New Research: Supply Chain Attack on Axios Pulls Malicious Dependency from npm.Details → →

Book a Demo Sign in

@localinference/utils

Package Overview

Advanced tools

Install Socket

Detect and block malicious and high-risk dependencies

Install

@localinference/utils

Local Inference internal utils package to avoid boilerplate across codebases.

latest

Source

npm

Version: 1.0.1

Version published: 3 weeks ago

Maintainers: 1

Created: 3 weeks ago

Source

utils

Local Inference internal utils package to avoid boilerplate across codebases.

Compatibility

Runtimes: Node >= 22; Bun and Deno via npm compatibility; Browsers and browser web workers with WebAssembly; service-worker-style edge runtimes for package loading, GPU-detection fallback, and wasm-path selection smoke coverage.
Module formats: ESM and CommonJS.
Required globals / APIs: Uint8Array; browser runtimes need ONNX Runtime Web compatible backends such as WebNN, WebGPU, WebGL, or WebAssembly.
TypeScript: bundled types.

Goals

Remove repeated setup code for SentencePiece and ONNX Runtime Web.
Prefer the strongest available browser inference backend while still working in Node-based tooling.
Keep the public surface intentionally small and side-effect free.
Normalize failures into explicit LocalInferenceUtilsError codes.

Installation

npm install @localinference/utils
# or
pnpm add @localinference/utils
# or
yarn add @localinference/utils
# or
bun add @localinference/utils
# or
deno add jsr:@localinference/utils
# or
vlt install jsr:@localinference/utils

Usage

Check whether browser GPU acceleration is likely available

import { GPUAccelerationSupported } from '@localinference/utils'

if (GPUAccelerationSupported()) {
  console.log('Browser GPU acceleration APIs look available')
}

Load a tokenizer

import { createTokenizer } from '@localinference/utils'

const tokenizer = await createTokenizer(modelBytes)

const ids = tokenizer.encodeIds('hello world')
const text = tokenizer.decodeIds(ids)

Create an inference session

import { Tensor } from 'onnxruntime-web'
import { createInferenceSession } from '@localinference/utils'

const session = await createInferenceSession(modelBytes)

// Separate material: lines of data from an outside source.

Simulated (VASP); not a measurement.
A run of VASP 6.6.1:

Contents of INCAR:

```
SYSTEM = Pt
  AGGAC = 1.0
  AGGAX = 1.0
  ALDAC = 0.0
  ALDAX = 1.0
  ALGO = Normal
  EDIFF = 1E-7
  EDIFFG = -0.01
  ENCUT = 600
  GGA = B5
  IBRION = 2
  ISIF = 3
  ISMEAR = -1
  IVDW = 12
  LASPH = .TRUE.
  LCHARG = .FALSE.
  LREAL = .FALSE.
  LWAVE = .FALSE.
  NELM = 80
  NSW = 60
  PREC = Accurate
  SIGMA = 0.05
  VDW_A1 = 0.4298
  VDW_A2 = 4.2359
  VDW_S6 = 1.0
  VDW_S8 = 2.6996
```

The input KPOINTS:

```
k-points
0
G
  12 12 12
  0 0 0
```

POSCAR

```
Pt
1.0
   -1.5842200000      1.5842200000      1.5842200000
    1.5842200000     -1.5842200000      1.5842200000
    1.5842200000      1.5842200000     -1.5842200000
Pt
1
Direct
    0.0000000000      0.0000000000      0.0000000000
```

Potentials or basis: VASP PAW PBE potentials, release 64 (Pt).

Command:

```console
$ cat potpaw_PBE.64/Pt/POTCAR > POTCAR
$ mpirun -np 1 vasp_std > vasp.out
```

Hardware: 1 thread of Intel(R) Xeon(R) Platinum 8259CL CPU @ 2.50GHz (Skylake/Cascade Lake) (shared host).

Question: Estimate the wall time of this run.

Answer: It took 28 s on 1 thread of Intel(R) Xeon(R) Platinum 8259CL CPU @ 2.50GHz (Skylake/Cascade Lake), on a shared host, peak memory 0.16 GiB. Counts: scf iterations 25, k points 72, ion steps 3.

const outputs = await session.run({
  input: new Tensor('float32', Float32Array.from([1]), [1]),
})

Runtime behavior

Node / Bun / Deno

createInferenceSession() uses the onnxruntime-web runtime with the wasm execution provider. In Deno, it also forces single-threaded wasm to avoid runtime worker failures. createTokenizer() loads the serialized SentencePiece model directly from bytes.

Browsers / Web Workers

GPUAccelerationSupported() is a heuristic boolean probe for browser and browser-worker contexts. It checks for WebNN, WebGPU, and WebGL. createInferenceSession() only loads onnxruntime-web/all and prefers webnn, webgpu, webgl, then wasm when that probe returns true. Otherwise it stays on the wasm path. Browser builds must make the ONNX Runtime Web wasm assets reachable to the app.

Cloudflare Workers / Edge runtimes

This package is smoke-tested in a service-worker-style edge runtime through edge-runtime. That coverage verifies that the package loads, GPUAccelerationSupported() returns false, and createInferenceSession() selects the wasm-only path instead of browser GPU providers.

That is narrower than full cross-platform inference support. Real ONNX execution still depends on each edge platform's WebAssembly loading model and asset rules, so Cloudflare Workers, Vercel Edge, and similar runtimes should still be validated in the exact deployment target before being treated as a production inference environment.

Validation & errors

Failures are wrapped in LocalInferenceUtilsError with stable code values:

TOKENIZER_MODEL_LOAD_FAILED
INFERENCE_SESSION_CREATE_FAILED

The original dependency error is preserved as error.cause.

Caching semantics

This package does not cache tokenizers or inference sessions. Each call creates a fresh runtime object.

Tests

Command: npm test
Coverage runner: node test/run-coverage.mjs
Coverage result: 100% statements, branches, functions, and lines
Runtime e2e coverage:
- Node ESM
- Node CommonJS
- Bun ESM
- Bun CommonJS
- Deno ESM
- Vercel Edge Runtime ESM (GPUAccelerationSupported() / wasm-path smoke)
- Chromium
- Firefox
- WebKit
- Mobile Chrome (Pixel 5)
- Mobile Safari (iPhone 12)
CI matrix: Node 22.x and 24.x

npm test builds the package, runs the node:test unit/integration suite under c8, then runs the end-to-end smoke suite against the built package across the ESM/CJS/runtime matrix above.

Benchmarks

Command: npm run bench
Environment: Node v22.14.0 (win32 x64)
Workload: serialized SentencePiece tokenizer load/encode plus ONNX Runtime session create/run against the included identity model fixture
Results:
- tokenizer load: 7.9 ops/s (127.049 ms/op)
- tokenizer encode: 48509.3 ops/s (0.021 ms/op)
- session create: 10.6 ops/s (94.519 ms/op)
- session run: 8891.1 ops/s (0.112 ms/op)

Results vary by machine.

License

Apache-2.0

Keywords

FAQs

What is @localinference/utils?

Is @localinference/utils well maintained?

Package last updated on 19 Mar 2026

Did you know?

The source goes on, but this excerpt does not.